In the initialization, the state is updated 256 times without producing an output. After the initialization, the update function is tweaked such that z is not fed to the state, and z is used as a pre-output key stream. Hereinafter, we assume that the first bit of the pre-output key stream can be observed. Note that there is no difference between Grain-128a and Grain-128AEAD under this assumption.

figure e

MILP Model. Grain128aEval in Algorithm 5 generates MILP model \(\mathcal {M}\) as the input of Algorithm 1 and 2, and the model \(\mathcal {M}\) can evaluate all three-subset division trails for Grain-128AEAD whose initialization rounds are reduced to R. funcZ generates MILP variables and constraints for Eq. (3) and Eq. (4), funcG generates MILP variables and constraints for Eq. (1), and funcF generates MILP variables and constraints for Eq. (2).
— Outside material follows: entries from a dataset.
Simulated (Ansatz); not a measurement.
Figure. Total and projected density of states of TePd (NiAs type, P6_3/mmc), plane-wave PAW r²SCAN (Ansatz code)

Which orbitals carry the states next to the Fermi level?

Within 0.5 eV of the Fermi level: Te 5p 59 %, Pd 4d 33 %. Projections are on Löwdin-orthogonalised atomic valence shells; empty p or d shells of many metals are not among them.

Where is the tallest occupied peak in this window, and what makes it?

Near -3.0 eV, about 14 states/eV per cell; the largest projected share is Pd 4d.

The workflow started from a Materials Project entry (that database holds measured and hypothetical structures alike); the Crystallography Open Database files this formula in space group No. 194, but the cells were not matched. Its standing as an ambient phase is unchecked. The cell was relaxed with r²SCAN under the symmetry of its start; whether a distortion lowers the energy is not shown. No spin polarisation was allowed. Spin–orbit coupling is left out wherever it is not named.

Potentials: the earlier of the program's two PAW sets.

6.2 Verification of 184-Round Attack from [12]

In [12], the cube attack against 184-round Grain-128AEAD (Grain-128a) was shown. Here, the following cube indices

$$\begin{aligned} I = \{1,2,\ldots ,46, 48, 49, \ldots , 96\}, \end{aligned}$$

where \(IV[47] = 0\) are used.Footnote 5 The conventional bit-based division property with flag technique reveals that the algebraic degree of the corresponding superpoly is at most 14 and the number of monomials is at most \(2^{14.61}\). It implies that the corresponding superpoly can be recovered with \(2^{95+14.61}\) time complexity.

Table 4. Detailed results for superpoly against 184-round Grain-128AEAD.

We run Algorithm 2 with the model generated by Algorithm 5. Surprisingly, the superpoly does not involve the secret key. There are 16, 384 three-subset division trails, but only three initial properties can be feasible (see Table 4, where \(\varvec{x} = (x_1, x_2, \ldots , x_{128})\) denotes the secret key). Moreover, all of them have even-number of trails, i.e., the superpoly shown in [12] is constant-0. Therefore, the cube attack against 184-round Grain-128AEAD is a zero-sum distinguisher.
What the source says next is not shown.